Advertising, Marketing, and Commercial Imagery Collections

The Archives Center has nationally recognized collections for the study of advertising and marketing. Advertising cards, posters, labels, letterheads, booklets, trade catalogues, and other ephemera in the Warshaw Collection of Business Americana are the Center's most heavily used materials. This collection, occupying some 1,000 cubic feet, is organized into 538 subject and geographic categories (primarily manufactured products) and is strongest for the period 1840-1900. Other large collections of commercial ephemera include greeting cards, matchbooks, sports trading cards, postcards, and cigarette packaging.

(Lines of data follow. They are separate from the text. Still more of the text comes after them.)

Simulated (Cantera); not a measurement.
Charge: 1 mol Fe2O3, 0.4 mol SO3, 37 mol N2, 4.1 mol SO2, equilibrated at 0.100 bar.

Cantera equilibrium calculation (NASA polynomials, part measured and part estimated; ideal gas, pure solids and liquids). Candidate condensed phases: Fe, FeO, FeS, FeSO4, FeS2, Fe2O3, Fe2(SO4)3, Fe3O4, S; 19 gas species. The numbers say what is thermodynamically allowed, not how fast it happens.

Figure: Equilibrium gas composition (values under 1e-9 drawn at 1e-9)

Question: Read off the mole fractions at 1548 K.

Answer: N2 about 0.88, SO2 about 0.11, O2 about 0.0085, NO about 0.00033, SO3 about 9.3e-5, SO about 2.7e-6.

Special projects undertaken by the Center for Advertising History have concentrated on the years since World War II. Center historians have conducted oral history interviews with a wide range of people involved in the process of creating advertising campaigns and gathered collections of related print, radio, and television advertisements. Campaigns for Pepsi-Cola, Marlboro, Alka-Seltzer, Federal Express, Campbell's Soup, Cover Girl, and NIKE have been documented as well as the history of Kraft Television Theatre.

The N W Ayer Advertising Agency Records include business records but consist primarily of print advertising created for thousands of clients between 1869 and 1996. The Walter Landor/Landor Associates Collection and the Frances Mair Collection document their groundbreaking work in packaging design and, later, in the development of corporate identity programs. The Maidenform and Hills Bros. Coffee collections have exceptionally complete advertising and marketing records. The Krispy Kreme Doughnut Corporation Records and the Carvel Ice Cream Company Records reveal the early history of prepared foods, franchising, and the role of marketing in their success. Other collections in advertising and marketing history include the Breck Girls Collection, the papers of direct response pioneer John Caples, the papers of Estelle Ellis, promotions director for Seventeen, Charm, Glamour and House & Garden magazines, and the reminiscences of advertising writer Sid Bernstein and magazine advertising executive Tom Black.